Australia has now experienced 26 years without a recession, a world record. But the rising tide is not lifting all boats. Corporate Australia is enjoying a profits bonanza while workers are under pressure on every front.
The national accounts published this week show that, in the first three months of this year, pre-tax company profits are up by a whopping $24 billion, or 72 percent, on the same period last year. In 17 out of 20 industries, sales are up. The champagne corks are popping in boardrooms across the country.
For workers, it’s a very different story. Wages growth is the slowest on record and beneath the rate of inflation: just 1.9 percent. Those in the private sector are doing it particularly tough, with the purchasing power of their wages falling for years.
The bosses are gobbling up more and more of the pie. Profits represented 24 percent of total national income in March 2016; 12 months later, they’re 27 percent. We’re talking billions of dollars here – the increase in profits accounted for $19 billion, or 70 percent, of the total increase in national income registered in the March quarter.

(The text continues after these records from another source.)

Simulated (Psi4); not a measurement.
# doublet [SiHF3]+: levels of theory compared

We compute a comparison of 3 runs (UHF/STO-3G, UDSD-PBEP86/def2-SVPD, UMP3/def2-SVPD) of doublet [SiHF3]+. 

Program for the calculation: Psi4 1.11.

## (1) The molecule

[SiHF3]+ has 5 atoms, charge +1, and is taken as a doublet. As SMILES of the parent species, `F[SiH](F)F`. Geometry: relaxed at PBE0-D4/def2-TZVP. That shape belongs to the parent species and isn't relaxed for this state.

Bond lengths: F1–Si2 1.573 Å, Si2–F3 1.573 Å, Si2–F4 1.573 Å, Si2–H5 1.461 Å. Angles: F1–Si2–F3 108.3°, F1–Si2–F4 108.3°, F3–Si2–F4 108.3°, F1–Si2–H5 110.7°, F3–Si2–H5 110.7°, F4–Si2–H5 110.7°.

Wages and salaries by contrast, and this includes some of the fat cats on millions of dollars a year, rose by less than $3 billion. For every dollar produced by the working class of Australia, the bosses are grabbing a bigger share for themselves.
The squeeze is on
While wages are up by 1.9 percent over the past 12 months, the price of electricity, food and insurance has increased by 3.4 percent. Mortgage payments have also been pushed up in the overheated Sydney and Melbourne markets. Workers are being forced to dip into their savings to fund their daily expenses.
Savings have now been falling for five years and the household debt to income ratio is at a record 189 percent. Many workers are now one pay packet away from a knock on the door or a late night phone call from the debt collectors – 52,000 households are at risk of mortgage default over the next 12 months.
Further, in the first week of June, the Fair Work Commission handed down its minimum wage determination for 2017 – a miserable 59 cent increase to $18.29 an hour or $36,000 a year for a full timer. As the commission president acknowledged, this increase will do nothing to lift low paid workers out of poverty.
But even this miserable increase was too much for the bosses, who shed crocodile tears about the fate of young unemployed people “priced out of a job” by 59 cents an hour.
Their bid to see the minimum wage rise by a piddling $8 a week (the Australian Chamber of Commerce and Industry) or $10 (the Australian Industry Group), was selflessly motivated only by their desire to give young workers a lift up into the job market and nothing to do with their insatiable greed, obviously.
And, starting in July, the bosses are about to deliver workers the first stage in what will be the biggest pay cut since the Great Depression, when the first round of reduced penalty rates kicks in. These cuts will transfer $1.4 billion straight from the pockets of 700,000 low paid workers to those of the bosses.
How to turn things around?
Something has to give. As the ACTU secretary Sally McManus said in response to the insulting Fair Work Commission decision: “The only way that workers can guarantee wage increases and secure employment is to join a union and change the rules”.
But for the ACTU, “change the rules” is simply code for “elect a Labor government”. Union resources are already being poured into a marginal seats campaign for the next federal election. This is a re-run of what we saw in last year’s election, with unions putting tens of millions of dollars into Labor’s bid for office.
The problems with this strategy are many. First, the cuts are happening now. By the time any Labor government potentially takes office, the penalty rates cuts will be in place – and there’s no suggestion that the ALP would reverse them anyway. The party had to be dragged kicking and screaming by the union movement into opposing the cuts in the first place.
More importantly, we can only win by fighting, not waiting on Labor to save us. We have penalty rates in the first place only because workers went on strike for them decades ago. And they were increased only off the back of industrial action.
More broadly, the only times when workers have gained substantial improvements in living standards have been when our side has mounted strong, effective strikes against the bosses. That means that McManus’ initial rhetoric about being willing to defy unjust laws has to be put into practice. Speeches are one thing; the Australian working class needs action to reverse years of austerity and attacks by bosses and governments alike.